The development of FET technology quickly eroded any direct relevance of drain current ratings based on a 25°C case temperature condition, however. By the time the PHP3055E was introduced for example, an oversized heat sink and a refrigerator would have been needed to achieve the advertised rating, for which thermal model results are shown tabulated in figure 12 under the same scenarios as used for the IRL3713 in figure 11. It’s worth noting that datasheets for many parts also include ID ratings based on higher case temperatures (such as 125°C) which are far closer to having direct application relevance.

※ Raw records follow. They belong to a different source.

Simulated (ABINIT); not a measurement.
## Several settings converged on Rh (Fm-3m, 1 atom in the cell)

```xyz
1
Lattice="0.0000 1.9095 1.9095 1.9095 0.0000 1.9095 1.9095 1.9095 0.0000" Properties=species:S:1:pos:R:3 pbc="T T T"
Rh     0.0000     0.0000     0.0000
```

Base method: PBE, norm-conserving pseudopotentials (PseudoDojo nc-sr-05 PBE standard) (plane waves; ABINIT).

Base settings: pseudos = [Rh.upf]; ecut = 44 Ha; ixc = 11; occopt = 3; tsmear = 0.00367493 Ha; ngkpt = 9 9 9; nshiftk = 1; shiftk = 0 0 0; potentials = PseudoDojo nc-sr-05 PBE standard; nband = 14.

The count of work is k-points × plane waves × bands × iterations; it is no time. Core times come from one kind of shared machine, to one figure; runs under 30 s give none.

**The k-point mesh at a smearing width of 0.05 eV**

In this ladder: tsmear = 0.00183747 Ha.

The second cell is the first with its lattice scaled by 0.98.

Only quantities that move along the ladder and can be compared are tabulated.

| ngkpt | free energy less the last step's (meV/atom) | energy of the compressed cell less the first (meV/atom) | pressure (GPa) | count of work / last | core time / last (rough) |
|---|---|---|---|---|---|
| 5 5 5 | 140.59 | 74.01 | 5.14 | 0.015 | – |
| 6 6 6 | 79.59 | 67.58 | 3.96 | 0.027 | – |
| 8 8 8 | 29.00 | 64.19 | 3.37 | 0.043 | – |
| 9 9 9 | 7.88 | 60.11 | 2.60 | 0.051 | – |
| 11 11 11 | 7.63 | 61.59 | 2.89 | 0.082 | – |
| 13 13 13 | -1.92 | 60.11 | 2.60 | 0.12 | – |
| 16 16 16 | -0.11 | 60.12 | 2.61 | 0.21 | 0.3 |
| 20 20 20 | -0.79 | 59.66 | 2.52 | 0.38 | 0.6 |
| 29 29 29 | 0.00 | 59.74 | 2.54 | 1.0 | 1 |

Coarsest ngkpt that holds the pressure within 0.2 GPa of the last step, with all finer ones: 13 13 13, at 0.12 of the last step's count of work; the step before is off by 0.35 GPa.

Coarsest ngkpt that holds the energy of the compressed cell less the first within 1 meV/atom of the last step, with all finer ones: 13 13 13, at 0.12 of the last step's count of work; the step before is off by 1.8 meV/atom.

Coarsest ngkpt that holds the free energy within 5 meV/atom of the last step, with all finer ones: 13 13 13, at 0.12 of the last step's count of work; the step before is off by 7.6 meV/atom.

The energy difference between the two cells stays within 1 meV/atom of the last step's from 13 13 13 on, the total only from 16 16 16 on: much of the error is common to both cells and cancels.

Figure 12. Thermal model results for an older FET (a PHP3055E, Rev. 1 of the datasheet for which appears to date to 1997) using the same set of scenarios tabulated above for the IRL3713, which dates to around 2013. Note the ambient temperature figure of 3°C with which the manufacturer’s rated drain current could be realized given use of an oversized heat sink, and compare with the -196°C temperature needed to do the same for the IRL3713, according to the model used.

Information on earlier devices is relatively difficult to come by these days; the old databooks tend to get thrown away, and few suppliers bothered to create soft-copy datasheets for parts that were already end-of-life as the industry was migrating to online information transfer in the mid-late '90s.

The Moral of the Story

Were the content of this post to be condensed into a solitary nugget of insight, it might be this:

Do not presume that manufacturer’s current ratings are relevant to your application; evaluate all such things from a thermal management perspective in light of expected application conditions.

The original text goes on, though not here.